The dist tar ball does not include third party code which is needed for make check. Use the code from git if you want to run the checks.

kloczek commented 4 years ago

So it would be good to add those files to EXTRA_DIST variable.

Issue is that for now it is not possible to execute test suite using only dist tar balls.

zdenop commented 4 years ago

Test suite requires more external files, which are not (and never will be) distributed by tesseract. See https://github.com/tesseract-ocr/tesseract/blob/4.1/unittest/README.md

kloczek commented 4 years ago

Nevertheless it would be good to add something. Sometimes it is about "it is better than nothing".

stweil commented 4 years ago

I don't think that it would be reasonable to add files needed for make check to the distribution. Most people don't need them, so for those people those files would be simply unnecessary and cost bandwidth and disk space.

As @zdenop already wrote make check requires not only external code but also more files which cannot be added, for example because of license issues.
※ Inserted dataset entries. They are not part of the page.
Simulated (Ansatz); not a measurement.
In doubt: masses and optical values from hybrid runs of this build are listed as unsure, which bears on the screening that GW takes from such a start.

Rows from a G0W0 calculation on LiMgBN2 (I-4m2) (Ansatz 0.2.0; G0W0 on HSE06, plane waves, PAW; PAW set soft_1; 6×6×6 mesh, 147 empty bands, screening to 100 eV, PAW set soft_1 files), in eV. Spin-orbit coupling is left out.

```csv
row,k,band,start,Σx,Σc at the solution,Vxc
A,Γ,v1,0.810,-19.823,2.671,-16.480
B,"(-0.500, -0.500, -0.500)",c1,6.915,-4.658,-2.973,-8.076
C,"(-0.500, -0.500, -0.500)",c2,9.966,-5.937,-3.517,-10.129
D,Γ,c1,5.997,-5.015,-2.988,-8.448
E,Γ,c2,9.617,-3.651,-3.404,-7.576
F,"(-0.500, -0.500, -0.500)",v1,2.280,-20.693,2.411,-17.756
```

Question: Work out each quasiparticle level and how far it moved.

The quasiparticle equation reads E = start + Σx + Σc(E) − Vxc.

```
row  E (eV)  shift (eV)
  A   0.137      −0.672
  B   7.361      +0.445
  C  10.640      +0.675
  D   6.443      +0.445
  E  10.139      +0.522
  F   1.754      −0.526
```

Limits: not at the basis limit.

A more realistic solution would be enhancing the build rules. make check should either fail with a user friendly message if required files are missing, or it could try to add missing files.

@kloczek, a patch for that would be welcome. I'm afraid the few volunteers who currently try to improve Tesseract have more important priorities. That's at least true for me.

stweil commented 4 years ago

So it would be good to add those files to EXTRA_DIST variable. Issue is that for now it is not possible to execute test suite using only dist tar balls.

@kloczek, just to clarify: Are you talking about dist files made by Makefile? Then EXTRA_DIST could be used, but Tesseract does not offer such files. Or are you talking about dist files made by GitHub and provided at https://github.com/tesseract-ocr/tesseract/releases? As far as I know those files don't use EXTRA_DIST.

kloczek commented 3 years ago

I don't think that it would be reasonable to add files needed for make check to the distribution.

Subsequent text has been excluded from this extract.